Deep Reinforcement Learning in Mobile Robot Navigation Tutorial — Part4: Environment

12 min readOct 19, 2022

In the previous parts (Part 1, Part 2, and Part 3) of this tutorial, we have installed and trained our neural network to move a mobile robot platform. We observe the environment and then take action that will eventually lead the robot to our goal. But until now the environment has been something rather abstract. We specified that actions are taken in the ROS gazebo simulator, but how does this interaction actually happen? And how can we control it? To find the answer to this, we will be looking into the environment code in:

velodyne_env.py

Class Initialization

As mentioned, we will be using the ROS Gazebo simulator as the backbone, to execute the actions with the robot and collect the environment observations. For this, we will create a python class, to facilitate this exchange between the neural network code and the simulator.

First, we will initialize our class. This will set up and automatically launch our simulator with the described settings.

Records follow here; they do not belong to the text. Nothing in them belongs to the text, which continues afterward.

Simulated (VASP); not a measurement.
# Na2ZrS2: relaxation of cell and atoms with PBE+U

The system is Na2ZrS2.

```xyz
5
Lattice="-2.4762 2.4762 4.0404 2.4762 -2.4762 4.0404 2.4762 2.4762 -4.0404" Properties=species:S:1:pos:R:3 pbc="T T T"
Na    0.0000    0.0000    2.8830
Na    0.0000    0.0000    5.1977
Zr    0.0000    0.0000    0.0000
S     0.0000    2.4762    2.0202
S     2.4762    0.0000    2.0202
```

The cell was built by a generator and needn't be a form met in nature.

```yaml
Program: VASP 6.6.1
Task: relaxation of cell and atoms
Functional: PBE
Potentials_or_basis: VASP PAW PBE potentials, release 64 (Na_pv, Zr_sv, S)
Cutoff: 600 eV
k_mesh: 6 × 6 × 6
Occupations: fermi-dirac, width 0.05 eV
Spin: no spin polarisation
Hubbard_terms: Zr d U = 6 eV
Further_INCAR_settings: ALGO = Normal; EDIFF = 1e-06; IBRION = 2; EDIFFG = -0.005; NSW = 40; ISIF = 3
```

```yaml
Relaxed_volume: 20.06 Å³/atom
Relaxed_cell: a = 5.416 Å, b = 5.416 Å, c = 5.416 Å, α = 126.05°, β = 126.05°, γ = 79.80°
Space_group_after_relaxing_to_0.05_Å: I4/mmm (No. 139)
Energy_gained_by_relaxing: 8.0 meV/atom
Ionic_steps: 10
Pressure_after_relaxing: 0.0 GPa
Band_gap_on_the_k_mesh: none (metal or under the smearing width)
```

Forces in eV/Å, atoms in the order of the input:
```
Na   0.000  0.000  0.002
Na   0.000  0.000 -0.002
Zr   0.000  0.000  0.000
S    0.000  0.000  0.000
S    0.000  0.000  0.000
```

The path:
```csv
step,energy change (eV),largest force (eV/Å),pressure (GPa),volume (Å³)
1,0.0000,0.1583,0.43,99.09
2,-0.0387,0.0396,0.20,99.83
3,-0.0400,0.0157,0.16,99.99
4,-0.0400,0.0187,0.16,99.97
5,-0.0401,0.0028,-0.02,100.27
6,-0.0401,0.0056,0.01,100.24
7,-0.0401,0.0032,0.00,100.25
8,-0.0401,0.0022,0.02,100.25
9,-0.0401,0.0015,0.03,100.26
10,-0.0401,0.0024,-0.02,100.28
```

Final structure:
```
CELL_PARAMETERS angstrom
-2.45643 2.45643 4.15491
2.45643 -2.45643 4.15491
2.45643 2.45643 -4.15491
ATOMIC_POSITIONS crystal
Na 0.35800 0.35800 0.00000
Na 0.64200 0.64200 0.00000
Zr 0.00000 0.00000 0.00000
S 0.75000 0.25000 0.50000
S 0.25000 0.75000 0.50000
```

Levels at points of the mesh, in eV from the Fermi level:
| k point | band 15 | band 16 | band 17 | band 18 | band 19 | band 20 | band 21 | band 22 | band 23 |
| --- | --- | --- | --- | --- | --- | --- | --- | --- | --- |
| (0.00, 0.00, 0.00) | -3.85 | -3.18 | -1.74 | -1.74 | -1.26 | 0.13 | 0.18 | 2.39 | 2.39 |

As input parameters, the initialization function takes the name of the “launchfile”. A launchfile is a ROS file, that describes the launching parameters of the simulations and is located in:

TD3/assets

In our example in Part 3, we passed in the “multi_robot_scenario.launch” file. The other parameter we pass in is the environment_dim value that we specified in our training file. Recall, that it is the number of laser readings that we want to describe the surrounding environment with (in our case, 20 readings). During the initialization, we set up the initial class variables. We set up the starting odometry information in X and Y coordinates. Then we also set up the placeholder for goal X and Y coordinates. The self.upper and self.lower variables, designate the maximum and minimum values of how far the random goal location can be placed from the robot (we will touch upon this later). Afterward, we create self.velodyne_state variable that will store our state observations. Initially, we fill it with values of 10. We choose 10, as that will be the maximum distance in meters that we specify for the laser readings. Create a placeholder for the last received odometry data. Then, create placeholders for specifying the set location of the robot (we will call these values when resetting the robot at specific locations).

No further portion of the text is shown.